Suddenly, everyone’s talking about the Australian economy.
After the release of the latest national accounts — revealing that the economy contracted by 0.5% in the September quarter, the fastest pace seen since the global financial crisis — it’s been thrust into the limelight, especially given only three months earlier the nation was celebrating 25 years of uninterrupted economic growth.
From woah to woe in the space of just three months.
It’s been a stark turnaround in sentiment, leading some to even hypothesise that a recession — defined as two consecutive quarters of negative economic growth — is a possibility.
While few economists believe that will occur, predicting that growth will rebound in the current quarter, there’s now plenty of interest as to how the economy is currently performing.
Enter ANZ with its October “Stateometer” — an index that measures economic performance across Australia’s states and territories — with a potential answer.
It uses trends across 37 economic indicators covering business and household activity, the labour market, the housing market and trade to gauge how each individual state and territory is performing compared to its trend growth rate.
A positive reading indicates economic performance is above trend, while a negative reading indicates that performance is below trend. ANZ says that it is correlated with broader quarterly measures of economic activity, such as state final demand, but is not designed to forecast the figures found within Australia’s GDP report.
Though not as dire as what the Q3 GDP would suggest, ANZ says that “economic activity has moderated over the year to October, with an ongoing divergence across states”.
This divergence can be found in the chart below, supplied by ANZ.
It’s the Stateometer in visual form.
It’s fairly easy to understand. Those states in territories in the top half of the chart are said to be growing at an above trend pace, while those in the bottom half below their historic trend. The bottom axis measures where activity levels are heading, with those in the left-hand side indicating that they are decelerating while those in the right-hand side suggesting that they are improving.
The bold colour is where each state and territory currently sit.
There’s plenty of states — including New South Wales — where economic activity is both running below trend and decelerating, fitting with what many deem to be underlying weakness in the broader Australian economy.
Only Victoria and the ACT are growing at an above trend pace, while the South Australian economy is now growing at a trend pace and improving marginally.
Giulia Lavinia Specchia and Jo Masters, members of ANZ’s economic team
“New South Wales and Victoria, activity continues to expand at around trend pace,” said Giulia Lavinia Specchia and Jo Masters, members of ANZ’s economic team.
“In NSW, growth seems to have stabilised and momentum looks to have improved somewhat, supported by a reacceleration in the housing sector
“Victoria’s economic activity was little changed in October, while momentum continues to be supported by the strength in the labour market.”

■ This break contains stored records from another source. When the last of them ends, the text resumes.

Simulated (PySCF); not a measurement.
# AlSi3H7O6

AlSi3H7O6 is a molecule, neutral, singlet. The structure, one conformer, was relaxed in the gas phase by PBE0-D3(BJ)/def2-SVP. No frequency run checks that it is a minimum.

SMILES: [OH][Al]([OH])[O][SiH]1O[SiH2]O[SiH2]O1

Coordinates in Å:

They also note that while activity levels in the mining states are still below historic norms, largely to spare capacity in these labour markets, “rising commodity prices and stronger resource export volumes are starting to provide some support for the mining states”.
The biggest mover, say Specchia and Masters, has been in the Tasmanian economy.
“Tasmania’s growth continues to weaken and it has now completely unwound the gains of the past few months,” they say.
It paints a subdued picture about the current state of the economy, suggesting that any rebound in the coming quarters may be tepid in nature.